“The decade 2000-2009 is very likely to be the warmest on record, warmer than the 1990s, which were in turn warmer than the 1980s,” WMO Secretary-General Michel Jarraud said at a press conference.
Jarraud also said that the year 2009 would probably rank as the fifth warmest since the beginning of accurate instrumental climate records in 1850.
Meanwhile, Britain released data from hundreds of monitoring stations worldwide showing that the global surface temperature has risen significantly over the past 150 years.
The statistics are being made public as countries from around the world are locked in UN climate change talks in Copenhagen which could lead to a new deal to cut emissions blamed for global warming.
Perhaps the most striking finding is that the rise in global surface temperature has averaged more than 0.15 degrees Celsius per decade since the middle of the 1970s.
Britain’s Met Office released millions of records from over 1,500 of 5,000 stations worldwide which monitor land surface temperatures.
The records, which it has only just received permission to release, date back to 1850 and the Met Office eventually hopes to publish all 5,000.
“Global average temperature has increased over the past century and this warming has been particularly rapid since the 1970s,” said the Met Office climate scientist Peter Stott, commenting on the findings.
The data is a subset of the so-called HadCRUT record which is used by top UN body the Intergovernmental Panel on Climate Change (IPCC).
The Met Office works alongside two centres in the US to calculate monthly global temperature averages — the Goddard Institute for Space Studies, which is part of NASA, and the National Climatic Data Center.

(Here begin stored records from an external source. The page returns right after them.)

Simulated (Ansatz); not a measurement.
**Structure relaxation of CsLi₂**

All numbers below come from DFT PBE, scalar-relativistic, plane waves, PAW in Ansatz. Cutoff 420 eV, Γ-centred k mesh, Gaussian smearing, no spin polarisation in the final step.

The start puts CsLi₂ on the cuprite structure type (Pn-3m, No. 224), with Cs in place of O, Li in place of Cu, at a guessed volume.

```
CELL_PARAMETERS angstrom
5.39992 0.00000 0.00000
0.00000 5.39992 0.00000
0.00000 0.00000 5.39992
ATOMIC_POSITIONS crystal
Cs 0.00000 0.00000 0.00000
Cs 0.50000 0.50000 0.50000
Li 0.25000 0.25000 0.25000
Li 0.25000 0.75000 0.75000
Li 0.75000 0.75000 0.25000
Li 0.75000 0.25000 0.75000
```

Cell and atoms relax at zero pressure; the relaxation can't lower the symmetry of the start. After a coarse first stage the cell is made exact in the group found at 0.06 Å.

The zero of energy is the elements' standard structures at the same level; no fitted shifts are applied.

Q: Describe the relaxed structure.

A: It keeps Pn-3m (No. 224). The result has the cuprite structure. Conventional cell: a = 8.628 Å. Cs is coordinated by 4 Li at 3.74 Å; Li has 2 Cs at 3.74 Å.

It also collaborates with the Climate Research Unit at Britain’s University of East Anglia (UEA), recently embroiled in a controversy over hacked emails on climate change. Its head Professor Phil Jones stood aside after emails allegedly calling into question the scientific basis for climate change fears were posted online.
Hackers penetrated the centre’s network and posted online thousands of emails from researchers, including Jones. In one private email, Jones referred to a “trick” being employed to massage temperature statistics to “hide the decline”.
The academic said they had been taken out of context.